问题
I have two snippets.
The first snippet:
#include <string>
template <typename T>
constexpr bool foo(T&&) {
return false;
}
int main() {
std::string a;
if constexpr (foo(a)) {
}
}
The second snippet:
#include <string>
template <typename T>
constexpr bool foo(T&&) {
return false;
}
int main() {
std::string a;
std::string& x = a;
if constexpr (foo(x)) {
}
}
The first one compiles, but the second one does not compile (error message: error: the value of ‘x’ is not usable in a constant expression. Why? Why a is usable in a constant expression and x is not?
The command, used to compile g++ -std=c++17 main.cpp.
回答1:
Because usually a constant expression cannot evaluate a reference that refers to an object with automatic storage duration. Here I mean "evaluate" by determining the identity of the object, not by determining the value of the object. So even the value of the object a is not required in your example (i.e. no lvalue-to-rvalue conversion is applied), foo(x) is still not a constant expression.
Note foo(a) does not evaluate any reference. Although the parameter of foo is a reference, it is not evaluated as an expression. In fact, even if it was evaluated, for example,
template <typename T>
constexpr bool foo(T&& t) {
t;
return false;
}
foo(a) is still a constant expression. Such cases are exceptions as the reference t is initialized within the evaluation of foo(a).
Related part in the standard (irrelevant part is elided by me):
[expr.const]/2:
An expression e is a core constant expression unless the evaluation of e, following the rules of the abstract machine, would evaluate one of the following expressions:
...
an id-expression that refers to a variable or data member of reference type unless the reference has a preceding initialization and either
it is initialized with a constant expression or
its lifetime began within the evaluation of e;
...
[expr.const]/6:
A constant expression is either a glvalue core constant expression that refers to an entity that is a permitted result of a constant expression (as defined below), ... An entity is a permitted result of a constant expression if it is an object with static storage duration that is either not a temporary object or is a temporary object whose value satisfies the above constraints, or it is a function.
回答2:
Because you can't know at compile time what value x will have, all you know is that it will point to a. What you are doing is checking the "value" of x, but the value of x is the address where a is and you can't know where a will be allocated nor an address is constant.
On the other hand you already know the value of a, it's an empty std::string.
This question contains some more details: how to initialize a constexpr reference
回答3:
Firstly, In your both code sections, the evaluation context all require the postfix-expression to be a constant expression. The definition of function template foo satisfies the requirements of a constexpr function due to its parameter is of literal type.

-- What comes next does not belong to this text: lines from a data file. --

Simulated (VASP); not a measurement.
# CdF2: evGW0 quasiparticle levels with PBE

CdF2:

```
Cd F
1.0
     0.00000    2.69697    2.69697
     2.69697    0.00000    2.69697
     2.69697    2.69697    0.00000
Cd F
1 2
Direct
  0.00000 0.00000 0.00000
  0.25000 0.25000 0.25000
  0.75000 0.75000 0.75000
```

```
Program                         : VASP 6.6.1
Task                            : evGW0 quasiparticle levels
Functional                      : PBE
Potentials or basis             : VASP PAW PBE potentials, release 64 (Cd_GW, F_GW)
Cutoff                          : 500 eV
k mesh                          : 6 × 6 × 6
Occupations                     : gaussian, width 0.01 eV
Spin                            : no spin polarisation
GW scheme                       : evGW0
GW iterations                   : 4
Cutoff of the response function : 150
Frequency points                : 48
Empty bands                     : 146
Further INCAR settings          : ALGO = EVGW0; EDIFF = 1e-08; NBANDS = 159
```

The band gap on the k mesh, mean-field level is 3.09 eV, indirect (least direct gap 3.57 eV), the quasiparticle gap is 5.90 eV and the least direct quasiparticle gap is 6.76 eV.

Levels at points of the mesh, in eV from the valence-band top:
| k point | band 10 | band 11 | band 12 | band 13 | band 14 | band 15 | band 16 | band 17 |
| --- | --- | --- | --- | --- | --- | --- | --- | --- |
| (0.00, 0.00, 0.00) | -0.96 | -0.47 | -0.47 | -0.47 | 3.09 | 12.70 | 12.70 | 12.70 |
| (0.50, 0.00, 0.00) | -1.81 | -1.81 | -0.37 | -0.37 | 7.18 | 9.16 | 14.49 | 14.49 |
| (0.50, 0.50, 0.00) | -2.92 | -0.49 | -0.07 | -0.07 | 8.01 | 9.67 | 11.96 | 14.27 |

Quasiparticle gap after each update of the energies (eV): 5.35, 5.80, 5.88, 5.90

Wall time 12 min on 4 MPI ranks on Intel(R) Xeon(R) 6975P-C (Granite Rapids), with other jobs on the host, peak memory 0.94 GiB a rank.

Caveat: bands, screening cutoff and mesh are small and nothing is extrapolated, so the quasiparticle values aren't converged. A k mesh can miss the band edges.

id-expression a and x are all glvalue which evaluation determine the identity of an object, but the only difference is that, In your fist code. copy-initialize the parameter from a only require identity conversion, because of the following rules:
When a parameter of reference type binds directly to an argument expression, the implicit conversion sequence is the identity conversion, unless the argument expression has a type that is a derived class of the parameter type, in which case the implicit conversion sequence is a derived-to-base Conversion
And it does nothing, due to
[over.ics.scs#2]
As described in Clause [conv], a standard conversion sequence is either the Identity conversion by itself (that is, no conversion)
And the remain expressions are all constant expressions. So, for foo(a) this expression, it's a constant expression.
For foo(x), because x is an id-expression of reference type that subject to this rule:
an id-expression that refers to a variable or data member of reference type unless the reference has a preceding initialization and either
- it is initialized with a constant expression or
- its lifetime began within the evaluation of e;
The lifetime of x began before the evaluation of foo(x) and it isn't initialized with a constant expression because std::string a; is not a glvalue constant expression. If you modify the std::string a; to static std::string a;,then it will be ok.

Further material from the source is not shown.